Nondeterminism.


A property or a state of an object is nondeterministic when it has no real value until measured. QM showed that, at the quantum level, observers can't detect something without disturbing it, so the act of measuring is what forces a property to take a value.

As said, emissions and detections are necessary parts for any interaction, so any observer is part of the reality it detects, because it's making it happen. An observer is merely a bunch of absorption points, so they force reality to manifest around them (they “bend” spacetime, as explained earlier). When we place a detector somewhere, we aren't just intercepting carriers “in flight”, our operations (and the rest of the universe configuration) create the conditions that “got the journey started”. In some way, the emission point got “linked” to our detector by our actions. What we call “the future” is part of the carrier's instantaneous experience when detected, so the future we talk about is, in fact, always in the past. In this sense, they “always knew” our detector would be there. But the “wormholes” that connect the emission point to our detector wouldn't exist without it in place. They'd be different wormholes, with histories that fulfil the conditions to reach other absorption points in the universe.
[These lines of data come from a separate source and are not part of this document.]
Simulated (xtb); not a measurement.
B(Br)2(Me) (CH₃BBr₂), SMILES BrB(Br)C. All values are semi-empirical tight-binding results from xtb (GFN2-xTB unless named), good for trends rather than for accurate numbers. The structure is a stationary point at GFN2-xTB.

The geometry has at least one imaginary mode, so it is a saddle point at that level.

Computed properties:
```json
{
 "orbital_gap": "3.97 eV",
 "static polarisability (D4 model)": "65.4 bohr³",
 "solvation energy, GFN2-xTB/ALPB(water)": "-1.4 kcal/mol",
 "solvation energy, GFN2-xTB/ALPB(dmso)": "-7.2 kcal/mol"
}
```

Anything we can perceive is conformed as a spacetime process, so nothing we can see is made of “fixed values”. Fixed properties are just recurrent or structured fluctuations. Besides, we always need at least two events to define a relation, a process or an interval, so our knowledge about anything existing out there is always at least one spacetime unit old. This seems to be a small interval, but quite literally, the universe we see each time is completely brand new, made from information carriers never detected before by any other observer.